There had been hopes it would change direction at the last moment and avoid the Duchy.
But the Met Office says its latest computer models show it will slam into us in the early hours of tomorrow morning, with the first front of driving rain due to hit Cornwall this evening.
Forecasters have issued a yellow alert for heavy rain tonight, followed by an amber alert of hurricane force winds for tomorrow morning.
The Environment Agency has issued Flood Alerts for the River Lynher (Rame Peninsula, Callington, Saltash, Rilla Mill, Pillaton and Landrake), the Upper River Tamar (Bude, Helebridge, Bridgerule, Canworthy Water and Yeolmbridge) and North Cornwall's rivers (Newquay, Padstow, Wadebridge and Sladesbridge, Bodmin and Camelford.) You can find the latest alerts and warnings here.

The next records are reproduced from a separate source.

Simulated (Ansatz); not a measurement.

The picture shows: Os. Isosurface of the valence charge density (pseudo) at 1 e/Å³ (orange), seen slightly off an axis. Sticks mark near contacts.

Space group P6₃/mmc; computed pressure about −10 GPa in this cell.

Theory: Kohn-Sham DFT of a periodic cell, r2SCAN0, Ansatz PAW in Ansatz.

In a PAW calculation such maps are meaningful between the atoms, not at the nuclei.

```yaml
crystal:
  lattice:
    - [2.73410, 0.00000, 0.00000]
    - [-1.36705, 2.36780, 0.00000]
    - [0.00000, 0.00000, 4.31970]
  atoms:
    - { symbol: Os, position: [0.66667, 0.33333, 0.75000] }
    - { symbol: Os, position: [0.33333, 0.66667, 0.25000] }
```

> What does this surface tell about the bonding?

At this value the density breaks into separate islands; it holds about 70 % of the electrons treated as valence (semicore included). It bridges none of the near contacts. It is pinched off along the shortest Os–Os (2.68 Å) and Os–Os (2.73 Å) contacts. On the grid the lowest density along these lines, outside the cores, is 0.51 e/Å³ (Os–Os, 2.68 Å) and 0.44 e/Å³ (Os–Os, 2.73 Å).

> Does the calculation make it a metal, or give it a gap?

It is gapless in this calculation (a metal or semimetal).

A spokesperson added: "20-40mm of rain is expected from 18:00 Sunday evening until 08:00 Monday morning. The heaviest rain is expected between 21:00 and midnight. Extremely strong winds will increase the risk of damage to trees. Debris and leaves may cause blockages to screens and road drains. Please be advised that the very strong wind may represent a risk to life. Please ensure your safety."
Martin Young, Chief Forecaster at the Met Office, said: "While this is a major storm for the UK, we don't currently expect winds to be as strong as those seen in the 'Great Storm' of 1987 or the 'Burns Day storm' of 1990.
"This weather system is typical of what we expect to see in winter but as it's coming in during autumn - when trees are in leaf - and while the ground is fairly saturated, it does pose some risks. We could see some uprooted trees or other damage from the winds and there's a chance of some surface water flooding from the rainfall - all of which could lead to some disruption."
People are advised to take precautions ahead of the storm and that travel conditions may be difficult during tomorrow morning. Delaying journeys to avoid the worst of the winds should be considered.
A spokesman for the Environment Agency said: "Environment Agency teams are out working to minimise river flood risk, clearing debris from streams and unblocking culverts. We will continue to closely monitor the situation ready to issue flood warnings if needed. We are supporting local authorities who will respond to any reports of surface water flooding.
"Seafronts, quaysides, jetties should be avoided due to the risk of overtopping by waves and wind blown shingle. People are advised to sign up to receive free flood warnings from the Environment Agency website, check weather reports on the Met Office website and be prepared to change travel plans."
Emergency crews have set up a "Silver Command" HQ in Truro to deal with the impact of the storm.
Newquay sergeant Regie Butler tweeted: "Bad weather often brings out muppets who put themselves at risk for 'thrill.' Please don't. Blue light teams will be busy enough."